Just when I think I’m finally done with Armond White, he writes something that pulls me back in. Yesterday morning I read his review of Lance Hammer‘s Ballast following the announcement of the Gotham Independent Film Awards nominations, four of which went to Ballast. No one, I had to admit, had come closer to echoing my own thoughts (although my initial reaction last January was to cut Hammer’s film a little more slack).

“Director-writer Lance Hammer shows a black Mississippi family torn apart by a double suicide attempt, drugs and alienation,” he writes. “But you have to see through these ludicrous black phantoms to the actual white middle-class fantasies at the film’s core.

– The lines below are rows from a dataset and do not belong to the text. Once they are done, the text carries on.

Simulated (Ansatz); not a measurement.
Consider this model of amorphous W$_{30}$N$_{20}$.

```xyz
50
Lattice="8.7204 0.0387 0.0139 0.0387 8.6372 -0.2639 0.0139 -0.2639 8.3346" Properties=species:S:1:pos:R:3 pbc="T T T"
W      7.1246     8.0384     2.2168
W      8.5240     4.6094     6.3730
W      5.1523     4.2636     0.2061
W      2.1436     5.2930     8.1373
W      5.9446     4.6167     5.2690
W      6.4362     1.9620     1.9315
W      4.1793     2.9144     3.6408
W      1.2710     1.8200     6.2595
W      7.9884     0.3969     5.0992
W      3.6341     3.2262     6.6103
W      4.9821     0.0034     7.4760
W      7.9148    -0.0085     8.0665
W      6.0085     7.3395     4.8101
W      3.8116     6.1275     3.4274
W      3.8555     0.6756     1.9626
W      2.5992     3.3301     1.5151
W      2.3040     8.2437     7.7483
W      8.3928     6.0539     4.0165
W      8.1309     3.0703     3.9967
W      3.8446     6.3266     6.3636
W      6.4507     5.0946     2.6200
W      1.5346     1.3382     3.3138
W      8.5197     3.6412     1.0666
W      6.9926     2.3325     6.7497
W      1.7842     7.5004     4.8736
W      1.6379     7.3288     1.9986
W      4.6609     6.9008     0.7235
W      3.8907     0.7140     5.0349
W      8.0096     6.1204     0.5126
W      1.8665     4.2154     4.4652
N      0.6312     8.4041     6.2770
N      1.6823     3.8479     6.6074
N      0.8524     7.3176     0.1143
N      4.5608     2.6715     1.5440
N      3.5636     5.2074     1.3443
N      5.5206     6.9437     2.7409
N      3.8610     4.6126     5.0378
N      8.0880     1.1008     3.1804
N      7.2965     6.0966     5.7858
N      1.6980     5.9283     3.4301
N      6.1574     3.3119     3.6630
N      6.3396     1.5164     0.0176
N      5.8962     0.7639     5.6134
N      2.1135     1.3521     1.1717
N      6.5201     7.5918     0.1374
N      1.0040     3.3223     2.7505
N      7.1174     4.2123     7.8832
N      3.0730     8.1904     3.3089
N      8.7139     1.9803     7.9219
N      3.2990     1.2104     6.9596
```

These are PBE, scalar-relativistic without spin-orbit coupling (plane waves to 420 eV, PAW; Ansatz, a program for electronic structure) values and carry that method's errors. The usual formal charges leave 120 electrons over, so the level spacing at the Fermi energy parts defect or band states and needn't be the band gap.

“Hammer’s style reveals the relationships and backgrounds piecemeal. Each character is overly taciturn: Mournful adult Lawrence (Michael J. Smith Sr.) routinely says, ‘I don’t care.’ Mother Marlee (Tara Riggs) routinely sighs, ‘Maybe we can figure it out.’ And the unreachable, TV-addicted drug dealer kid (JimMyron Ross) aims a gun to bluff courage.
“If not for Hammer’s neo-realist gimmick, Ballast is conventional storytelling but without the pleasures and richness of conventional storytelling as seen in David Lean or Chen Kaige‘s Together.
“Problem is, Ballast’s totally humorless family saga won’t appeal to the Hollywoodized black audience — they want drama! It’s simply another calling-card movie establishing the director’s credentials.
“This shit has been going on since Reagan (Straight Out of Brooklyn) and Clinton (Fresh). African-American life is imprisoned by the art fallacies of Indie filmmaking, controlled by white liberal condescension. Even Barack Obama would be sick of it.”
Hammer is “a rich kid,” a producer friend told me yesterday. It all fits. Today is the final day to see Ballast at Manhattan’s Film Forum.